May 23, 2022 [International The News] – Fauji Oil Terminal and Distribution Company (FOTCO) has plans to invest in developing six buffer storage tanks to address ship traffic congestion at Port Qasim and handle additional cargoes.
“We have already pitched this plan to Oil and Gas Regulatory Authority (OGRA) seeking finalisation of pricing mechanism,” Adnan Samdani, General Manager of FOTCO told The News in an exclusive interview on Sunday.
“Once it is settled, FOTCO will be able to finalise the volume of investment required to build the buffer storage tanks to handle the fuel ship carrying 50,000 tonnes of fuel in 24 hours.” Once the proposed six tanks were in place, the FOTCO would be able to handle three more fuel ships of 150,000 tonnes.
“Commissioned in 1995 with a total investment of $100 million, FOTCO is the state-of-the-art and fully integrated facility in the country to handle up to 12 million tonnes of fuel per annum. It has already invested $33 million for building storage of POL products up to 108,000 tonnes,” he said. FTTL, a subsidiary of FOTCO, had also invested Rs70 million to install headers to do away with the contamination.
To a question, Samdani said, “FOTCO handles 100 percent of ships of diesel and furnace oil and 45 percent of Mogas, as 55 percent of petrol ships are handled at KPT.” Right now, FOTCO handles 8.50 to 9 million tonnes of POL products a year. Its full potential is to handle 12 million tonnes of POL products in a year. There were some constraints, which the FOTCO management was working to resolve with the cooperation of Port Qasim Authority, Petroleum Division and OGRA.
“FOTCO currently handles 15-16 ships carrying POL products, but it has the capacity to handle 20 POL vessels,” FTCO GM added. Mentioning the constraints in the way of achieving 12 million tonnes of POL products, he said existing main navigation channel – Phitti Creek – was not enough to handle the ships. “Whenever LNG ships enter the channel, all other ships, including ones carrying POL products, are forced to anchor out of the channel for a long time resulting in congestion of traffic at the Port,” he said.
He explained since LNG vessels were too sensitive and highly inflammable, other ships were made to stay outside the main channel. The government should build another navigation channel at Port Qasim to ensure smooth flow of traffic and avoid congestion.
There was a proposal under active consideration of Port Qasim Authority to build alternate navigation channel namely Chara Chhan Waddo Creek. He urged the authorities concerned to make night navigation more effective with the inclusion of more pilots.
Asking for conducting simulation study and preparing a squad of pilots for steering the ships during night navigation, he said, “If this issue is resolved, the congestion at the Port will not only erode but it will also increase the capacity of FOTCO to handle 2-3 more ships.”
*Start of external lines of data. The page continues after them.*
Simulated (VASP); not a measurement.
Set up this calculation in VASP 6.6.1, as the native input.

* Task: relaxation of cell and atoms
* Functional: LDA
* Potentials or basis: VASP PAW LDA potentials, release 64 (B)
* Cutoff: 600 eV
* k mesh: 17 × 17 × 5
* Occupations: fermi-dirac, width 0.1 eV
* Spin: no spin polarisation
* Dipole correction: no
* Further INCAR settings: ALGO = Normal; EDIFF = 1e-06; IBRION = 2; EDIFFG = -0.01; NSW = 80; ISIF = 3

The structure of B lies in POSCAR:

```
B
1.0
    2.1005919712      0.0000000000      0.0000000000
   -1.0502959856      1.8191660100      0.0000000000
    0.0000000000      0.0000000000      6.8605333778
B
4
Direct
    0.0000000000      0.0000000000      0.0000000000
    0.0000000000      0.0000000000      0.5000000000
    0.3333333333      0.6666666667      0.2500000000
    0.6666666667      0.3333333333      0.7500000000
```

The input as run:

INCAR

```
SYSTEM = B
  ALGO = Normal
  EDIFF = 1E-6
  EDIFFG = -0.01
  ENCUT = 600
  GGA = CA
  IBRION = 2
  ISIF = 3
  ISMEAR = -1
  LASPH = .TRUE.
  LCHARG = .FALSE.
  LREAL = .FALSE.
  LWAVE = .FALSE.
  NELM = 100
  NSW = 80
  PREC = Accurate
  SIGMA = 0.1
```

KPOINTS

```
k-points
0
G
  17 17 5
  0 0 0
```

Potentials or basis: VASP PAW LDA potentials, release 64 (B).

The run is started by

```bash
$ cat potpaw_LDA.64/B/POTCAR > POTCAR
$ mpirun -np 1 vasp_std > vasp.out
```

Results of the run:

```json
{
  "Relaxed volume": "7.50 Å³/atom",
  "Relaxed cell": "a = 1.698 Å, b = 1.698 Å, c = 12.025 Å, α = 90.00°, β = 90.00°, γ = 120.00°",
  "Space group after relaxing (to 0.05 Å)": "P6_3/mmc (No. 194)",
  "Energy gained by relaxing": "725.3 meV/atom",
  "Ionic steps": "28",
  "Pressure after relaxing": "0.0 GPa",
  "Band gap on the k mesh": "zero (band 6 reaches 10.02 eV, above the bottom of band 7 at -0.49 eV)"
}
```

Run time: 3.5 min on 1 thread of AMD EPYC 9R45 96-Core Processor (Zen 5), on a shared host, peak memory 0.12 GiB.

“We are also in touch with OCAC (Oil Companies Advisory Council) for becoming a strategic stakeholder of the fuel supply chain in the country,” he said. Samdani suggested OMCs (oil marketing companies) to use big ships having capacity up to 60,000 tonnes of fuel with increase in pumping rate from existing 2,000 tonnes per hour to 4,000 tonnes, arguing it would pave the way for reducing berthing time of a ship to 24 hours.
He said 48-hour berthing time was too high, and resulted in congestion at the port. He disclosed FOTCO wanted to use the jetty of Pakistan Steel Mills for berthing fuel ships and offloading their products.
The Ministry of Industries had allowed FOTCO to utilise the jetty, he said, adding, “Port Qasim Authority is also working on this issue as to whether there is need for dredging or not near the jetty of Pakistan Steel Mills.”
Mentioning diversification in terms of investment, he said FOTCO was a partner of PGPL LNG terminal and had invested over $30 million in the 14km RLNG pipeline infrastructure that connects the offshore jetty to Sui Southern Gas Company delivery point.